Under CARES, larger companies can take advantage of the expedited Sub V plan process, where there are i) limited reporting requirements, ii) a simplified form disclosure statement, iii) probably a form plan of reorganization in the future as the Act unfolds, iv) requirements that the debtor only need devote its reasonable post-petition disposable income to payment of its creditors under the plan, v) a provision that only the debtor can file or propose a plan; and, perhaps most importantly, vi) no voting among classes of creditors for confirmation of the plan. A Sub V debtor must propose its plan within ninety (90) days from the Petition Date, but the confirmed plan can pay out from three (3) years to five (5) years.

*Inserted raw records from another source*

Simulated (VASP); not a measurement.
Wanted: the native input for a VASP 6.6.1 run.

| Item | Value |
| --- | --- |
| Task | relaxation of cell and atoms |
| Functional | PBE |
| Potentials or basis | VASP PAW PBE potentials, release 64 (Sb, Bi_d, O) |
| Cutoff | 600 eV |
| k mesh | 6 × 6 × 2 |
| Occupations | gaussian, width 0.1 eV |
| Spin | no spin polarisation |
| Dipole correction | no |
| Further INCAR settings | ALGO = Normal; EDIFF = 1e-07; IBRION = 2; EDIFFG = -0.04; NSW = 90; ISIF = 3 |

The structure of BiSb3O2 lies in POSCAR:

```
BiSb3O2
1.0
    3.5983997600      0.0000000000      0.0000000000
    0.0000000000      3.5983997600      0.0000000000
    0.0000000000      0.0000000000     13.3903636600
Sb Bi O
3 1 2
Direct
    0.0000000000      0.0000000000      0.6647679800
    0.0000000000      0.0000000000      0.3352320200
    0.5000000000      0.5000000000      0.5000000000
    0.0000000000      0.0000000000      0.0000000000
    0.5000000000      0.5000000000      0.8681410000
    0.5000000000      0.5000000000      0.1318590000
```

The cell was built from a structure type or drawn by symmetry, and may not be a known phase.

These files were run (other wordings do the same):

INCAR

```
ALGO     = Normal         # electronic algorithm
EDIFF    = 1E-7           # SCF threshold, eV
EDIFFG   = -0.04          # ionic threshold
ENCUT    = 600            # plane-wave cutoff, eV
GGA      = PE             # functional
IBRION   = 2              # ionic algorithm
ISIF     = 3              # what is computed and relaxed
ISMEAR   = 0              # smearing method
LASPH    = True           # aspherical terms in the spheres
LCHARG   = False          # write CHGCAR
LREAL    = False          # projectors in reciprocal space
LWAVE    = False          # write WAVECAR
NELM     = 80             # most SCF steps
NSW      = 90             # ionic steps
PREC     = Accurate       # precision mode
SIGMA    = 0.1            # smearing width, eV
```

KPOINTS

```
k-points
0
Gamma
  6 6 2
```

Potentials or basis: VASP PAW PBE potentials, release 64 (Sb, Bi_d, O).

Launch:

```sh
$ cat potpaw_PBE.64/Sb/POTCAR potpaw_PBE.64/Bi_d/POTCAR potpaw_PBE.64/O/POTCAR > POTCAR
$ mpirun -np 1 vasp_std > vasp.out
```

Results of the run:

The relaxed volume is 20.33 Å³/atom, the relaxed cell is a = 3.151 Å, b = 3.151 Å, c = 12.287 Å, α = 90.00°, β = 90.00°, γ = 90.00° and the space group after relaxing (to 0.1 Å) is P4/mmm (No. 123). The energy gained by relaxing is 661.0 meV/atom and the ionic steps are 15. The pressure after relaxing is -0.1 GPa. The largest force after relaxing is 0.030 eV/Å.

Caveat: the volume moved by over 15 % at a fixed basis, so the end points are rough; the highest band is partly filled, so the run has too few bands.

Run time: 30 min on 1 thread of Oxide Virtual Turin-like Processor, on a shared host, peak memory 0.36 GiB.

SBRA does not relieve debtors from
- having to adequately protect a secured creditor for any diminution in the value of the secured lender’s collateral;
- accounting for a secured creditor’s cash collateral, and taking steps to ensure that the debtor is only using cash collateral for appropriate, approved purposes in accordance with a cash collateral order;
- repaying secured creditors the current fair market value of their collateral over a period of time that would trade in the market for non-distressed loans, at a market interest rate; and
- demonstrating that the debtor’s income and expenses are such that it is actually feasible to consummate and perform under its proposed plan of reorganization.
While secured creditors in Sub V cases have retained many of the traditional levers that they had under a typical Chapter 11 plan, after the expansion of the debt limits provided by CARES, secured creditors and their counsel are going to have to be prepared to rapidly assess and take action to deal with an onslaught of larger cases that are going to move very quickly through the Sub V process.